Have been meaning to repost this item that Richard Stallman sent to the disquiet blog:
I found your article "The Downturn: An Answer Album" a clever response to The Atlantic. However, in one point it undermines itself by incorporating the adversary’s propaganda term: the pseudo-concept "intellectual property."
That term lumps together a dozen different laws which have nothing important in common. Those laws work differently and have different practical results. Thus, generalizing about them can only mislead.
Your article’s real topic is clear and coherent: one law, copyright. It doesn’t include patents, trade secrets, trademarks, publicity rights, controlled geographical designations, or any of the other dozen laws that some call "intellectual property." With this clear and coherent topic, the article can be clear too, and mostly it is. However, where it uses the term "intellectual property" instead of "copyright," it trades the clear topic for a confused one.
When I noted how this term tends to confuse every discussion it appears in, I decided to avoid it. In the several years since then, I have never had an occasion to use the term. I mention whichever law is really the issue. These laws are so different that it is never useful to generalize about them. When others do so, the best thing for me to do is to respond by explaining how that is confused.
So I’d like to suggest that you change the article, replacing "intellectual property" with "copyright," which will make it sharp and clear all through.
Thanks for listening.
See gnu.org for a full explanation of the bias and confusion in “intellectual property” and why, we should firmly refuse to use it.
In the gnu.org article Stallman explains:
The term carries a bias that is not hard to see: it suggests thinking about copyright, patents and trademarks by analogy with property rights for physical objects. (This analogy is at odds with the legal philosophies of copyright law, of patent law, and of trademark law, but only specialists know that.) These laws are in fact not much like physical property law, but use of this term leads legislators to change them to be more so. Since that is the change desired by the companies that exercise copyright, patent and trademark powers, the bias introduced by the term "intellectual property" suits them.
Copyright law was designed to promote authorship and art, and covers the details of expression of a work. Patent law was intended to promote the publication of useful ideas, at the price of giving the one who publishes an idea a temporary monopoly over it—a price that may be worth paying in some fields and not in others.

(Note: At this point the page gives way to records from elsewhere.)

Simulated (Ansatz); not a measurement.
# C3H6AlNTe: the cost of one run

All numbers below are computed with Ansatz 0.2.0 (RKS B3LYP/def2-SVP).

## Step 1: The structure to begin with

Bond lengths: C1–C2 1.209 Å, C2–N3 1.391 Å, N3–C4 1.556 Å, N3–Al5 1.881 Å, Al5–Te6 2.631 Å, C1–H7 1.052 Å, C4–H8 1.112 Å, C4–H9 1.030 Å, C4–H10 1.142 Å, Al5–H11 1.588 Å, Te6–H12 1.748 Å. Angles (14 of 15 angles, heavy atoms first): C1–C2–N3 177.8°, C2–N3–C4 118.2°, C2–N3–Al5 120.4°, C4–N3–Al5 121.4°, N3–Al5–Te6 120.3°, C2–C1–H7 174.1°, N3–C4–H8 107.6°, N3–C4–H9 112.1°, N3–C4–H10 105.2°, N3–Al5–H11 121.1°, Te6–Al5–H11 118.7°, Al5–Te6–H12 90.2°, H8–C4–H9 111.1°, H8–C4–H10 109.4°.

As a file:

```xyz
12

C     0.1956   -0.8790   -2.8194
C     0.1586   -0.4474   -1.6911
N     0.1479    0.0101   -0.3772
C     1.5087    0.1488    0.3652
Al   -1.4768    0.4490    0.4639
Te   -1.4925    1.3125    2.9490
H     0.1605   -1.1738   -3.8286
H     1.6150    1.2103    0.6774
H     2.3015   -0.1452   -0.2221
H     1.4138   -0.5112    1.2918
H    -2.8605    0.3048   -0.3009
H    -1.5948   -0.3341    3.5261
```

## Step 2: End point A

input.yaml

Trademark law, by contrast, was not intended to promote any particular way of acting, but simply to enable buyers to know what they are buying. Legislators under the influence of the term "intellectual property," however, have turned it into a scheme that provides incentives for advertising.
To make the argument as assertively as possible: copyright, trademark and patent each are creatures of very specific sets of laws and circumstances and lumping them together is a deliberate (or passive) attempt to confuse and condition the public into accepting broad claims of property rights that basically do not exist. You should always question which particular claim someone is making against you (say, in a cease and desist letter) and insist that they offer proof within the strict letter of the relevant law before obeying them.